Results from Research and Compiled Data
People in the process of trying to decide if mediation will be of assistance to them often ask, “Does mediation really work?” In a word: YES. We know from years of research that, when you compare couples who have mediated their divorce with couples who go through an adversarial/litigated divorce, mediating couples are more likely to be satisfied with the process and the results, likely to take less time and spend less money, and are less likely to go back to court later to fight about something.
The main advantage of mediation is that it keeps you and your spouse in total control of your divorce. That can make all the difference in your recovering from your divorce and moving on with your life. Mediation allows the two of you to get through your divorce with less conflict than you would experience in an adversarial divorce.

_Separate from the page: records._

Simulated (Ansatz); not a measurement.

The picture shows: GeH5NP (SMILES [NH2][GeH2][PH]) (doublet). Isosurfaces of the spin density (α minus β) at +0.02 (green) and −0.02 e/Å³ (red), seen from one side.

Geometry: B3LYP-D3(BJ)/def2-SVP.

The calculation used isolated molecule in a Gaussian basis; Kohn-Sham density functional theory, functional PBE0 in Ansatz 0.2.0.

Researchers have conducted more than 50 studies since divorce mediation first appeared more than two decades ago. Current data has been gathered and conducted to begin drawing clear conclusions about whether mediation works. The results of this research are very encouraging about the effectiveness of mediation in the divorce process.
Mediation produces agreement in 50 to 80 percent of cases. This is the case whether the mediation is court-referred or privately placed, whether mediation is voluntary or mandatory, and whether the mediating couples had a history of domestic violence or intense marital conflict.
Overall Client Satisfaction
Couples who mediate the issues of their divorce are significantly more likely to be satisfied with the experience of their divorce when compared with couples who have finished an adversarial divorce. At final divorce, according to one study, 69 percent of mediation respondents were somewhat to very satisfied, compared to only 47 percent of adversarial men and women.
The perceived skill level of the mediator, the creativity of the mediator, the effectiveness in helping clients deal with anger, the mediator’s success avoiding imposing his or her viewpoint on the client has a huge impact on the success of mediation. Additionally, mediation can have an extremely positive effect on the spousal relationship, satisfaction with the property settlement, satisfaction with arrangements around spousal support, satisfaction with parenting schedules and arrangements, and understanding children’s needs and issues. In most cases, mediating couples reported significantly higher levels of satisfaction than those that did not have the opportunity or knowledge of mediation during the separation or divorce process.
Satisfaction Among Women
In general, the difference in the levels of satisfaction with mediation among men and women is not statistically significant. This is in contrast to adversarial divorce, where men are significantly more dissatisfied than women with the process and outcome.
There has been some discussion of findings that women are disadvantaged in mediation, but that initial research has been discredited. On the whole, women in mediation express greater satisfaction with both process and outcomes than do their litigation counterparts.
Effect on Terms of Agreement
In general, mediated agreements tend to be more comprehensive than settlements reached either voluntarily or involuntarily in adversarial court. In general, mediation results in more joint legal custody compared to adversarial processes, but not necessarily a different parenting schedule. Researchers have not noted a statistical difference in the treatment of child support payments, although mediating fathers are more likely to agree to pay for “extras” for their children and are more likely to agree to help with college expenses.
Long-term Mental Health
Researchers agree that mediation does not seem to have any long-term statistically significant effect on the psychological adjustment of either divorcing couples or their children, whether the mediation is custody only or comprehensive.
Cost in Time and Money
Mediating couples tend to resolve the issues in their divorce in substantially less time than that taken by their counterparts in litigation. They also tend to spend significantly less money. In one study, couples in the adversarial sample reported spending 134% more (more than twice as much) for their divorces than those in the mediation sample. Most reports tend to find less dramatic differences, however, in the 30-40% range.
Compliance and Re-litigation
Researchers generally report higher rates of compliance with mediated agreements, when compared to agreements reached in the adversarial process. This includes parenting schedules, payment of child support and spousal support, and completing the final division of property. Re-litigation rates are generally lower among mediated data and are lower than in adversarial data.